This post is written for fellow SOA Suite Administrators, I will show how improper Composite cleanup in the Oracle SOA Suite will affect the performance of the Java Virtual Machines.
SOA environments are always in motion, as business requirements grow and developers keep adding services and support for frontend and backend systems. Depending on the size and complexity of the middleware environment, this can result in a constant flow of new composites, ready for deployment.
The Oracle Fusion Middleware SOA suite supports a nice way for service lifecycle management. It allows the SOA Administrators to have multiple revisions of one composite. If for example a new version of a composite is deployed, the revision number is increased and the new composite becomes the ‘default’ version. Older versions of the composite can still be used by older running instances. New instances will automatically use the new (default) composite. If for some reason the new composite contains a problem, an older revision can be set as the default.

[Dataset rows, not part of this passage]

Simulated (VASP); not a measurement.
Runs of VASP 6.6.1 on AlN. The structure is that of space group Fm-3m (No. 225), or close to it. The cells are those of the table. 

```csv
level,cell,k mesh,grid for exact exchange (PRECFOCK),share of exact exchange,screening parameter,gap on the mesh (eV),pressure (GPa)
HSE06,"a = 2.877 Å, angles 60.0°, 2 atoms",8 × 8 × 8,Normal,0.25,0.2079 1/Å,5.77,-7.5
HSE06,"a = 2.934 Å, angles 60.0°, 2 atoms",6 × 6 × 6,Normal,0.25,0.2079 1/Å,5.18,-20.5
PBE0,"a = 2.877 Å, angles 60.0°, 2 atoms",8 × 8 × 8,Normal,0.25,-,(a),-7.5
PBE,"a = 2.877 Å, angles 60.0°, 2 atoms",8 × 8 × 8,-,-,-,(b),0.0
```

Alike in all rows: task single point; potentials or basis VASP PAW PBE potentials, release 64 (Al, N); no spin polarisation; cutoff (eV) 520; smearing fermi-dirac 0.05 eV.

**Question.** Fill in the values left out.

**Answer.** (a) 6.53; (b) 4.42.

Although this mechanism offers interesting lifecycle and fallback possibilities, it can become difficult for SOA Suite Administrators to keep track of all the composites which are deployed. After all, deploying new composites is always in the interest of the business, but the importance of proper composite cleanup is often underestimated or even forgotten. As we’ve seen with one of our customers, this can have serious impact on the performance of service calls and the throughput, because this is directly related to the way the Java Virtual Machine works.
The Java Virtual machine (JVM for short) is the underlying engine of every Weblogic server. To run all the compiled java code, it requires a block of memory inside the physical memory of the server. This block is called a heap and its size is often pre-set in the startup properties (using the Xmx and Xms arguments). The JVM uses about 25% of this heapspace as a nursery(1). New memory allocations will be pointed to this piece of the memory. As the need for memory grows, the space within the heap will run out. When this happens, the JVM will try to cleanup parts of its memory by performing a Garbage Collection. At first, the JVM will try to perform this process as quick as possible, minimizing the impact for applications running on the JVM. These attempts to clean memory quickly are called Young Collections and often don’t take more than a couple of milliseconds. In this step, the JVM checks if the allocated memory in the nursery is still used. If so, the memory is ‘promoted’ to the larger part of the heap. The rest is cleaned.
When however the heap can’t be cleaned with this ‘quick’ method, the JVM will try a more rigorous approach. A different kind of Garbage collection is started, which is called an Old collect (or Full Collect, depending on the JVM). In this process, the JVM will scan the entire heap to clear as much memory as possible: Marking and Sweeping to find removable objects and a compact stage to ‘defragment’ the heap. Because of these steps, the JVM will require a ‘stop of the world’ moment, which will pause all java activity. Depending on the size of the heap and the amount of cpu’s available, this can take up to several seconds. When the Old Collection procedure is complete, the remaining java code which cannot be cleaned, remains. This footprint is called the liveset.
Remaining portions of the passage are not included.